Once in the cockpit with seatbelts on, the helicopter blades start turning slowly. Within moments, the blades speed up and a dull roar fills the air.

The radio is crackling with life. Voices of other flyers and radio operators can be heard.

The aircraft is now drifting upwards like a plume of smoke. Soon the Bell is soaring over town. The Squamish River becomes a gentle teal S-curve in the distance at the bottom, and the clouds become neighbours that seem to be within an arm's reach.

It's a familiar ritual every time the helicopter takes off.

While the current circumstances are leisurely, there are many other cases when pilots go through this routine for more pressing matters.

Blackcomb Helicopters is hired by Emergency Management BC to provide aerial support for search and rescue groups, such as Squamish SAR.

“Usually, we're sitting down for dinner and the phone call goes off, and it's search and rescue,” said Fonseca.

“From the air, it's, I'd say if nothing else, rewarding when we finish the task and everyone's out of the bush safe and sound. It's kind of every different emotion, depending on the call.”
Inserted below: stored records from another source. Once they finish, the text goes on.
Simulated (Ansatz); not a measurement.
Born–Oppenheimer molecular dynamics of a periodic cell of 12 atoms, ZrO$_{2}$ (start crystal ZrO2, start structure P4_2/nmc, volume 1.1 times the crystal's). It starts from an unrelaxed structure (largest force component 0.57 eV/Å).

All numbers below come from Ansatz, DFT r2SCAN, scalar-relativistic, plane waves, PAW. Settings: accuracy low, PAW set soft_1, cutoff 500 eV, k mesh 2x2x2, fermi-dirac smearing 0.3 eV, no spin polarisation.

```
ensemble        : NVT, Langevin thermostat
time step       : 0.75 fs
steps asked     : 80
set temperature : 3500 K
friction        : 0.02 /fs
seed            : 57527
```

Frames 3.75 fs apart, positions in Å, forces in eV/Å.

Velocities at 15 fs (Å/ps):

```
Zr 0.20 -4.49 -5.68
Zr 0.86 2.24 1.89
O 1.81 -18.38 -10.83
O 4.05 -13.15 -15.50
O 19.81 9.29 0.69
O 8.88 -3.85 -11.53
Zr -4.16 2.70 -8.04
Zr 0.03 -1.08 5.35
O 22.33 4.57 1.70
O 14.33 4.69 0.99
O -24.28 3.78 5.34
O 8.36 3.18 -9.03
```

At the time of this interview, which was on June 15, the Blackcomb Helicopter team was involved in operations that were making headlines.

In one case, 25-year-old Meredith Sambu was declared missing after he fell into the Squamish River on Mother's Day.

“That went on for three days - it was a pretty harrowing thing,” said Ben Hawkins, pilot and base manager for Blackcomb's Squamish headquarters.

Hawkins had also just recently rescued a fallen climber.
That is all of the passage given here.